This article illustrates how Balanced Scorecard techniques are being used in small businesses. It is particularly relevant to students who are based in small practices or even small businesses where exposure to business techniques, frequently presented against a framework of large corporations, may be limited. After reading this article, students will be better able to relate what they have learned to their everyday business environment and thus understand the techniques and produce better answers in their examinations.
Debate behind the balanced scorecard
The student should remember that the primary criticism that has motivated the Balanced Scorecard is that traditional techniques over-emphasise financial performance often to the possible exclusion of other measures. Such an approach, it is further argued, is “short-termist”.

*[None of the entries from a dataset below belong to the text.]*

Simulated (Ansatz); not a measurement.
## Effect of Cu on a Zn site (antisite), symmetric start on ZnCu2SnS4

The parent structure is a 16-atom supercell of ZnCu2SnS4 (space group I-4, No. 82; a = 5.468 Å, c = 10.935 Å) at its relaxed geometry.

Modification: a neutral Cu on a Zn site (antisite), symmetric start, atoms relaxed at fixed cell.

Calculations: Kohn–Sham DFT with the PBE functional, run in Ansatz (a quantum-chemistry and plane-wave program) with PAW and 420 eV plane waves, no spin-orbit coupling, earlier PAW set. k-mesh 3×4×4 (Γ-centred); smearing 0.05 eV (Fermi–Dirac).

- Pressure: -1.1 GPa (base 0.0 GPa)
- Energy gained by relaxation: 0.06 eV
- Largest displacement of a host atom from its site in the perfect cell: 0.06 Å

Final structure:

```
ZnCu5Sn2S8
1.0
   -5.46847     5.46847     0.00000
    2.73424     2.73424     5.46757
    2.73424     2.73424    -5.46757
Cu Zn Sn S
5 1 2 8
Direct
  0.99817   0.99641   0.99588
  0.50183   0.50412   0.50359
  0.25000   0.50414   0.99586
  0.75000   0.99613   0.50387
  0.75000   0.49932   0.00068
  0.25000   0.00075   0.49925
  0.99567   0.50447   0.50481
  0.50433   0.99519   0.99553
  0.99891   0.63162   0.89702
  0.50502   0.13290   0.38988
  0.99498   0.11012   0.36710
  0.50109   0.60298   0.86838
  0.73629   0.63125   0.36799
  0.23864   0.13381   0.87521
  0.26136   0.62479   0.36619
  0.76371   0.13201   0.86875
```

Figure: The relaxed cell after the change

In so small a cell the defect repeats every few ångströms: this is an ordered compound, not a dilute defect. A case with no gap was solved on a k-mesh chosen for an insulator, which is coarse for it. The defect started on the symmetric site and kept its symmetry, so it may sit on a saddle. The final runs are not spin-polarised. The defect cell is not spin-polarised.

In considering the validity of the criticism, the student should remember two things. First, the famous R C Townsend quip, “if we are not in business to make money, what are we doing it for?”
Secondly, effective performance measurement is not confined to financial measures and that the inclusion of non-financial measures is conceptually correct.
Any attempt to include qualitative measures introduces an element of subjectivity. Such measures are best avoided.
In principle, the measures should:
- cover all areas;
- include all stakeholders;
- be long term as well as short term;
- be linked to strategy.
Objectives and strategy
Every small business should have an objective. However, this may depend upon what the small businessman actually wants. Small businesses start for a variety of reasons. Employees of large companies are made redundant and set out to market their skill, often because they are too old to find other, suitable employment. Others have an idea, or see a niche, and exploit it. McClelland suggests that:
- the objective should be beyond satisfying basic needs ” perhaps at least two rungs up the Maslow Pyramid;
- it should be demanding and bring out the achiever. Bank loan applications require a business plan and this requires the applicant to state short, medium and long-term objectives. Curiously, organisations such as the Prince”s Trust, set up to help fund new businesses which have been rejected by the banks, do not appear to require a statement of objectives.
Achieving the objective will dictate the strategy. Obvious points are:
- the level of investment required;
- cost of entry into the market ” a two edged sword. Low cost means ease of entry, it also means ease of entry for competition;
- cost of entry versus on-going overhead costs;
- how are customers to be obtained?
Table 1 introduces us to Dawn’s Pets. When the owner set out, she probably had no formal objective. Now, after five years of running the business, she has probably achieved her sub-conscious objective: a business that makes a small profit, contributes to living expenses and provides a few luxuries like family continental holidays.
The McClelland view would suggest a prima facie under-achiever.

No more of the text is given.